History
The distant predecessor of the University of Arkansas at Monticello was established in 1909 by an act of the Arkansas General Assembly to serve the educational needs of southern Arkansas. Originally called the Fourth District Agricultural School, the school opened its doors September 14, 1910. In 1925, the General Assembly authorized the school's name to be changed to the Arkansas Agricultural and Mechanical College. Arkansas A&M received accreditation as a junior college in 1928 and as a four-year institution in 1940.
During World War II, Arkansas A & M College was one of 131 colleges and universities nationally that took part in the V-12 Navy College Training Program which offered students a path to a Navy commission.

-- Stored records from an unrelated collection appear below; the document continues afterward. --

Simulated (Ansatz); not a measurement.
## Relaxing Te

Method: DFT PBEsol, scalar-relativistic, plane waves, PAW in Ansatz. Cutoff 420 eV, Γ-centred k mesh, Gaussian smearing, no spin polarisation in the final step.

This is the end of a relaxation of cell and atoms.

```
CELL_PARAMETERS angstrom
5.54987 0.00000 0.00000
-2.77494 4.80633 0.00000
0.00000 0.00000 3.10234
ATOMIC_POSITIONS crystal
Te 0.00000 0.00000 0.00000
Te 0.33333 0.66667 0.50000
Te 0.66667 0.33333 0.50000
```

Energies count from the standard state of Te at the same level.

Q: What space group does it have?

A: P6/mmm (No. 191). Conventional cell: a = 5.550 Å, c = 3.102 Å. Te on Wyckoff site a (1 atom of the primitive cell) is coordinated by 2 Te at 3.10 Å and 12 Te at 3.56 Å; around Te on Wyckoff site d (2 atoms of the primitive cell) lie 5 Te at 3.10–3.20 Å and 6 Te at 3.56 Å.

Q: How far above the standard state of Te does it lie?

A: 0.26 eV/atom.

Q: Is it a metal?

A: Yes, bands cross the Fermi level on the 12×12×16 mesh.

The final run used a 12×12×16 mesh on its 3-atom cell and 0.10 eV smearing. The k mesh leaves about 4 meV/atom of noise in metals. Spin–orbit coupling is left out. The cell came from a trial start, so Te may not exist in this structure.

Arkansas A&M became part of the University of Arkansas system on July 1, 1971, and it was then that it actually became the University of Arkansas at Monticello. In that year, the University of Arkansas increased its racial diversity by adding three new campuses in Little Rock, Pine Bluff, and Monticello that either already had large numbers of Black students, or which in the case of the new campus in Little Rock, would soon acquire many of these.
On July 1, 2003, the University of Arkansas at Monticello expanded its mission to include vocational and technical education when the UAM College of Technology-Crossett and the UAM College of Technology-McGehee became part of the University of Arkansas at Monticello to create a larger system of postsecondary education in Southern Arkansas.